A legendary live Robert Fripp & Brian Eno bootleg recording known as “Air Structures” is now available as a legitimate release—Fripp & Eno, May 28, 1975, a three CD-length digital download, direct from Fripp’s DGM label.
Notes from the DGM site:
These show notes are written by long-standing Frippertronics expert and unofficial archivist, Allan Okada, whose help in the restoration of this concert has been invaluable.
This historic recording documents an extremely rare and classic performance of a mysterious collaborative tour from two of the most creative and fascinating figures in rock. It is one of the most rewarding live recordings this writer has ever heard. For any fan of ‘No Pussyfooting’ or ‘Evening Star’, this live recording is of epic significance and thanks to the efforts of Alex Mundy, is now also comparable in audio quality, by synchronizing the most complete and best (by a mile) available live bootleg recording with Eno’s stage tapes recently discovered. This tour also represents a turning point for both artists, about to enter new frontiers professionally and personally: Eno as an ambient music pioneer and Fripp’s re-emergence as a “small, mobile, intelligent unit”.
Here is the lead up to this 5th of a 7-show European mini-tour. Fripp just recently disbanded King Crimson at a point which many would describe as their artistic pinnacle. Eno also recently parted ways with Roxy Music at a similar juncture and then aborted his first and only extensive solo tour after only a handful of shows, due to a collapsed lung. Fripp & Eno live in concert? What would they do? All the shows in Spain and France were, not surprisingly, accompanied with unrealistic fan expectations, hoping for a presentation of ‘21st Century Schizoid Man’ combined with ‘Baby’s on Fire’ perhaps? What this audience got was something entirely different. The programme was largely improvised and totally instrumental. Adding to the event’s unorthodoxy was the absence of all conventional stage lighting. The sole illumination was provided by Malcolm LeGrice’s colour saturated and looped short film ‘Berlin Horse’ projected behind the two shadowy figures on stage, visually mimicking the music. The result was an unprecedented live performance format, years ahead of its time. It was also mind-boggling to most of the unsuspecting 1975 audience, yielding wildly different reactions. Reportedly about half the shows on this tour were also plagued with some sort of major technical hazard, stemming from the venue, the PA or the duo’s stage equipment. In Saint-Étienne, the audience went as far as booing the duo off the stage! Fortunately for us here, this Paris Olympia performance was technically flawless and from a musical standpoint, incredibly inspired.

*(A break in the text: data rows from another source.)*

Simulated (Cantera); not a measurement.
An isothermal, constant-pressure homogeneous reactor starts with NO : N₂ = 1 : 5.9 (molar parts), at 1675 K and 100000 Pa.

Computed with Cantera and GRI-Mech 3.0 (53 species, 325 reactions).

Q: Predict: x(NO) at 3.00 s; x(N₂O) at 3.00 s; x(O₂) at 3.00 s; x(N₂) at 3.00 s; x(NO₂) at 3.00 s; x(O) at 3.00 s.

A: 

Starting with the pre-recorded primordial drone ‘Water on Water’, the duo eventually walks on stage. Fripp begins playing through the “Enotronic system” (since Eno, not Fripp operated the tape machines on this tour). It’s important to note that at this time, the mechanics of the Revox tape delay system was a mystery to the guitarist. This must have surely added a heavy dose of Eno’s “idiot glee” to the entire proceedings. Fripp moves this piece into uncharted territories with short volume pedal sweeps of lunacy before detaching from the delay system and beautifully soloing over the familiar backing loop of ‘Swastika Girls’. Very astute listeners will detect the unrealized main theme from King Crimson’s ‘Blue’ off the top. An intermission has the audience treated to Eno’s seminal ‘Discreet Music’ before the duo return to the stage with another improvised loop morphing into the now familiar ‘Wind On Water’ landscape. The sublimely serene ‘A Near Find in Rip Pop’ follows with Fripp soloing over a beautiful, strummed guitar piece (from the ‘Evening Star’ sessions) enhanced with synthetic animal screeches utilized months later on Eno’s ‘Zawinul/Lava’ track. Then just as you feel relaxed, Eno’s loop changes to something akin to a gigantic, looming dark cloud as Fripp hits the distortion pedal and fires off some solos of truly monstrous intensity. Eno gently takes the proceedings back down to Earth again by introducing the now infamous ‘Evening Star’ backing loop over which Fripp treats us to yet another wonderful solo before leaving the stage again, while ‘An Iron Frappe’ continues to envelop the crowd. The duo reappears for the final ‘Softy Gun Poison’ complete with tapes of sinister laughter and mysterious chatter (foreshadowing moments of Fripp’s upcoming ‘Exposure’), before leaving the stage for the last time, while (the then unknown) ‘An Index of Metals’ terrorizes the bewildered audience as they exit the venue. All in all, this lucky Paris audience was treated with the entirety of both classic albums as well as enough new material to constitute a third. As a bonus, we are also presented with Eno’s stage tapes in pure format including Test Loops from the sound check. What more could you ask from a live recording? Absolutely essential listening.